StatsBomb has talked about how a “gender-aware” model outperformed a baseline model, so one might expect the calibration of Opta’s singular model to be weaker for the women’s game. It turns out that while, yes, the calibration seems to be a bit worse for shots in the women’s leagues, the overall difference in model performance for men’s and women’s leagues seems to be trivial for the sample here.
Interestingly, the calibration of the model for non-Big 5 leagues and the English men’s Championship league are slightly better according to BSS, although the differences (both visually, with the calibration curve, and with BSS) are very minimal.

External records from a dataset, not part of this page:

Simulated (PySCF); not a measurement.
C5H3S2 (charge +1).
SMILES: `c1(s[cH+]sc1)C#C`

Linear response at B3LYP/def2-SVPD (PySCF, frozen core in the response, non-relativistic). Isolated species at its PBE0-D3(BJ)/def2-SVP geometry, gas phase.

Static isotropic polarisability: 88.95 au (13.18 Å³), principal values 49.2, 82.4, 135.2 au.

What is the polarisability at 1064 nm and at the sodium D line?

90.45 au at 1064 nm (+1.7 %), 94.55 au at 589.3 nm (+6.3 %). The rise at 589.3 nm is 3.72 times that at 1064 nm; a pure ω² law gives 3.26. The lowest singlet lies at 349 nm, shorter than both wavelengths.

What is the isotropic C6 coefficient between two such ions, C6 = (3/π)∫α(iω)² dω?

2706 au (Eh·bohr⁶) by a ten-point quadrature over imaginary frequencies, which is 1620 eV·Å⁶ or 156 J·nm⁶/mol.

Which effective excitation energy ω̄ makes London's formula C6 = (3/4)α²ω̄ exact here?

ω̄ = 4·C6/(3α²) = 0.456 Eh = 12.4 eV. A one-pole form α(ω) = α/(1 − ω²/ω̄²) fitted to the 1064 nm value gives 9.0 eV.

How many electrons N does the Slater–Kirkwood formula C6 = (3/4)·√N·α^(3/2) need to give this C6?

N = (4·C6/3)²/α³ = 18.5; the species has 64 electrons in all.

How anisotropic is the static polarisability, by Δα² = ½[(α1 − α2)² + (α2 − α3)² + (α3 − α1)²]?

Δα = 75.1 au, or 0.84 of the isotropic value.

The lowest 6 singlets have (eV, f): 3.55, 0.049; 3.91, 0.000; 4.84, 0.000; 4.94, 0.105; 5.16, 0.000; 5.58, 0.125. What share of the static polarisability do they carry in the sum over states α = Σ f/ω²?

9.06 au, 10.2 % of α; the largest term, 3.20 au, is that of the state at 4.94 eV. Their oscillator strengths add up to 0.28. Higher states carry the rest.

Finally, let’s look at how footedness may play a role in model calibration. As far as I know, whether or not a footed shot is take by a player’s primary foot is not an input into the Opta model, so it may be particularly interesting to look at.

Despite my suspicion that xG for shots taken by a player’s weaker foot (right foot shot, left-footed and left foot shot, right-footed) might be severely overpredicted, this doesn’t really seem to be the case. Yes, the model tends to overpredict for these kinds of shots, but the degree to which overprediction occurs doesn’t seem out of line with the whole model.
- I can think of least two types of “selection bias” at play here that might explain why the calibration isn’t as bad as I might have guessed for weak-footed shots:
  1. Players are more likely to take weak-footed shots when they’re closer to the goal, where shots are likely to have higher xG, but also where shots are more likely to go in.
  2. Players are less likely to take more difficult shots with their weak foot, so they’re not taking as many shots that are unlikely to go in, holding all else equal.
Of the non-footed shots, it’s interesting to see that the BSS for headers and shots from other body parts are not particularly well calibrated. In fact, the latter has a negative BSS, indicating that we’d better off with a model that predicted the average goal rate for such shots.
- A high goal rate on such shots compared to other types of shots seems to, once again, be the reason that BSS looks particularly bad here.

Conclusion

We’ve explored the wonderful world of model calibration, making friends with BSS and calibration curves in our investigation of a public xG model. Are BSS and calibration curves the be-all and end-all when it comes to model evaluation? Of course not! But they’re useful tools that may or may not be appropriate for your use case.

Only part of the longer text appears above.